"I drew a bill for our [Virginia] Legislature, which proposed to lay off every county into hundreds, or townships, of five or six miles square. In the centre of each of them was to be a free English School [to be supported, as his bill provided, "by taxation according to property.">[
The whole Commonwealth was further laid off into ten districts, in each of which was to be a college for teaching the languages, geography, surveying, and other useful things of that grade, and then a single University for the sciences. It was received with enthusiasm (he goes on to say), but as he had proposed to make the Episcopal College of William and Mary the University, "the dissenters after a while began to apprehend some secret design," etc.—Ten-Brook's American State Universities, pages 9, 10.
A writer in the North American Review for October, 1875, in referring to Jefferson's scheme, says:—
"The view entertained by Jefferson was by no means exceptional. Indeed, a similar spirit had pervaded the whole history of our Colonial life."—Page 379.
Thus this comprehensive scheme of public instruction for Virginia unfortunately failed; and that noble "Old Dominion" is in consequence to-day immeasurably behind even the youngest of her then New England contemporaries in the matter of public education.
As to the abiding influence of the old Colonial ideas in regard to higher education, we quote the following additional remarks from Mr. Gilman, in the North American Review, he says:—
"In reviewing the history of the century, it is easy to see how the colonial notions of college organization have affected ... the higher education of the country, even down to our own times. The graduates of the older colleges have migrated to the Western States, and have transplanted with them the college germs ... and every Western State can bear witness to the zeal for learning which has been manifested within its borders by enthusiastic teachers from the East."—Page 217.

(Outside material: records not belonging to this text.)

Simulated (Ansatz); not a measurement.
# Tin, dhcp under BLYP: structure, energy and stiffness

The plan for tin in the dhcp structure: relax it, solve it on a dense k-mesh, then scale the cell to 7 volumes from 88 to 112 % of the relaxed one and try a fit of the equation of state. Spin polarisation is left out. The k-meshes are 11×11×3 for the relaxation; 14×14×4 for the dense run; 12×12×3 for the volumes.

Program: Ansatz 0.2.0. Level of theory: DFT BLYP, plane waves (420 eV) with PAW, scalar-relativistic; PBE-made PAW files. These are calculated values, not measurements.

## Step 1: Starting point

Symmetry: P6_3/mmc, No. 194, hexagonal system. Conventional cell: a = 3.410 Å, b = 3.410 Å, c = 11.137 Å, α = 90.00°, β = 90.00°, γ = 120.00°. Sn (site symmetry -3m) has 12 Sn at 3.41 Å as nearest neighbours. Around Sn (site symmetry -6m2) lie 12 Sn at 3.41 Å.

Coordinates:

Mr. Ten-Brook, in his American State Universities, also says:—
"The New England colonists left the mother country in quest of greater religious freedom. Their religious system was put first, and carried with it a school system as perfect in organization, and administered with equal vigor. This formed an active leaven, which, at a later day, was to spread to other parts.... Everywhere there was a considerable infusion of men who had received in the European universities a liberal culture, which they desired to reproduce on those shores. Early action was full of promise. Probably, at a period from just before the Revolution to the end of it, the average position of the colonies in regard to lighter education relatively as to age, and to the population and wealth, was quite as good as it is at the present time."—Pages 16, 17.